Call him the spy who never came in from the cold - or better yet, the spy who never was.
David Race Bannon, 42, of Charlotte, North Carolina, claims to have worked for Interpol as a hit man, was arrested Friday, Jan. 27, in Boulder, Colo. for criminal impersonation. Various websites (including a cached version of his website) claim that Bannon has served as an expert witness in U.S. federal appellate court, and appeared on the Discovery Channel, Fox News Channel, A&E, The History Channel, TechTV and National Public Radio.
Jefferson County district attorney spokesman Carl Blesch said in a statement that Bannon didn't resist his arrest Friday at a Boulder restaurant. According to the Rocky Mountain News, Bannon was in Colorado "meeting with a group that was sponsoring his planned appearance today in Boulder."
That same article said CBI agents described Bannon as "'dumbfounded' when he was taken into custody."
Bannon is scheduled for his first district court appearance on Feb. 2. Bond was set at $5,000.
Bannon is the author of "Race Against Evil -- The Secret Missions of the Interpol Agent Who Tracked the World's Most Sinister Criminals.''
A press statement for Bannon's "Race Against Evil" book, claims that "at age 18, the American youth is recruited by Interpol after he is caught in a deadly riot in South Korea. Over the next 15 years, Bannon is trained to work in the darkest regions of humanity, to deny societal inhibitors against killing and embrace the agency's role as deliverer of grim justice to evildoers beyond the reach of the law. His missions take him from investigating the bombing of KAL 858 and infiltrating prisons in Korea to the disappearance of London's most notorious child pornographer and searching out terrorists and criminals in the United States."
It appears even Bannon's name is in question.
"The former David Wayne Dilley changed his name to Bannon in Spokane, Washington, in 1990, choosing the name because of the character Race Bannon in the classic Hanna-Barbera adventure cartoon 'Jonny Quest,'" according to the Mainichi Daily News.
Despite the similarity between Bannon's name and that of a cartoon character from Johnny Quest - specifically the trusty friend of Dr. Quest is called Race Bannon - his book has received support from some fringe groups.
"I wish more people would bring this tragic occurance to light. As a mother and a youth leader, I had no idea how much of this was going on in the world. I knew about child abduction and child abuse and have tryed educating parents and teens about safety," reads one reviewer, while another at the same website wrote "This is a fascinating, hair-raising, sometimes hilarious and sometimes tragic account of the brave men and women who went behind the lines in child sex slavery rings." Both those reviewers were anonymous.

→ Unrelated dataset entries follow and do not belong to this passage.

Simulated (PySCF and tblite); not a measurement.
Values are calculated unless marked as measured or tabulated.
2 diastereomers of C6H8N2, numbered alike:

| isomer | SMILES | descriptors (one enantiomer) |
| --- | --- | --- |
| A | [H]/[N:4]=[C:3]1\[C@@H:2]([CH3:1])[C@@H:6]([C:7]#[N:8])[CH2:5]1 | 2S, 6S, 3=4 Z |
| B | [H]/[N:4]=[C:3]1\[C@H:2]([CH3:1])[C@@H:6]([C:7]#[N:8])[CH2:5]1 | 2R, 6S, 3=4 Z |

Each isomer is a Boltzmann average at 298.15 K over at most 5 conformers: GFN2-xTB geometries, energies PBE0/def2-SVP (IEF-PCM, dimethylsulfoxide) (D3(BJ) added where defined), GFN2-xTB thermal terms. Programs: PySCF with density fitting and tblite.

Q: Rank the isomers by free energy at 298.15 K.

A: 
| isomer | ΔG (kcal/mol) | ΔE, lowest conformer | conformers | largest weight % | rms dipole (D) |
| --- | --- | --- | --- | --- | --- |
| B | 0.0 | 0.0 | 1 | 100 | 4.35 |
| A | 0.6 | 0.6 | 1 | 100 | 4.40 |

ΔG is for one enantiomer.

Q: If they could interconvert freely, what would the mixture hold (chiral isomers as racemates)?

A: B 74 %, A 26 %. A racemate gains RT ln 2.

But as far back as 2004 Interpol has been saying that Bannon's history is fiction.
Working in collaboration with the U.S. National Central Bureau of Interpol, the Interpol General Secretariat (Lyon, France), and other Interpol member countries, the Colorado Bureau of Investigation said Bannon's credentials are bogus and his efforts to profit from the deception to be illegal. He is charged with criminal impersonation, computer crime and attempted theft.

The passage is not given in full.